My view on winter births, following Rolf’s comment, is that if you are at home, the heavy pregnant alpacas stay out but if you go out and there is no one around, the alpacas come into the barn. That way any births happen indoors and the cria will not get hypothermia or get attacked by crows or any other horrors. I have four heavy pregnants in the birth field at the moment. Two of them were 11 months yesterday and the other two are later in the month. Normally at this time of year we would expect them to go longer, possibly 12 months. We are away in London for two days next week and Andrew will be here during the day but not in the evening so they will spend the night in the barn. It will make me feel better even though the alpacas would probably much prefer to be outside.
This year we will not start mating until April so that our earliest births will be late March. This group were held over into last year as they had their cria in late autumn. In the past we were into maximum yield so we kept going with the matings. Nowadays we are changing tack and trying to keep the births to the summer months which may mean some of the girls are less productive and perhaps have 18 month gaps between crias. The marvellous Mika, now 17 and 18 this year, always has an 18 month gap as she never gets pregnant until the last cria has been weaned. She may not be the best looking alpaca in the field but she is very healthy, actually built like the back of a bus, and is due shortly.

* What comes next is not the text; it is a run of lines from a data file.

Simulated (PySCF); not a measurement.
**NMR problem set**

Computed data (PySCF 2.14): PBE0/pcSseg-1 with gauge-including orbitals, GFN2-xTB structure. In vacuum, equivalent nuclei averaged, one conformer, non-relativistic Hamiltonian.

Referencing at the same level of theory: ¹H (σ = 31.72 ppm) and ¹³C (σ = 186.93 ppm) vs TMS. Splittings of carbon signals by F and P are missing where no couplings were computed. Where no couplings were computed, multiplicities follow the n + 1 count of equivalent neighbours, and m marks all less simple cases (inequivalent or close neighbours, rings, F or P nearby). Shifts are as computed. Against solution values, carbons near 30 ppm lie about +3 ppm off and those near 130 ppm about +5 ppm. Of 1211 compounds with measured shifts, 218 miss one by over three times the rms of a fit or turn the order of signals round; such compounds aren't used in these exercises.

It is minus three in the barn so I have been pouring boiling water over the outside tap as it is the easiest to de-ice. Andrew just bounced in requesting help, he drove into a large pool of water, now ice, and his car is refusing to budge. Chas has taken the mule up with its super duper tyres to extract him. They may be some time…
Alex A –
The snow in London has been AMAZING – now work yesterday which was good. Never seen anything like it down south. I told stories of when we had to go shopping with the sledge back in the Peak District.
Will send you some pics of our day now!
Rolf Barbakken –
That’s exactly what we’ve done. If noone are here to monitor the alpacas, we move them into the outhouse. In that house we can keep the temperature just above 0C even in -15-20C temperatures. We use a heating cable (same type as you would use around in-house plumbing) to keep the water fluid.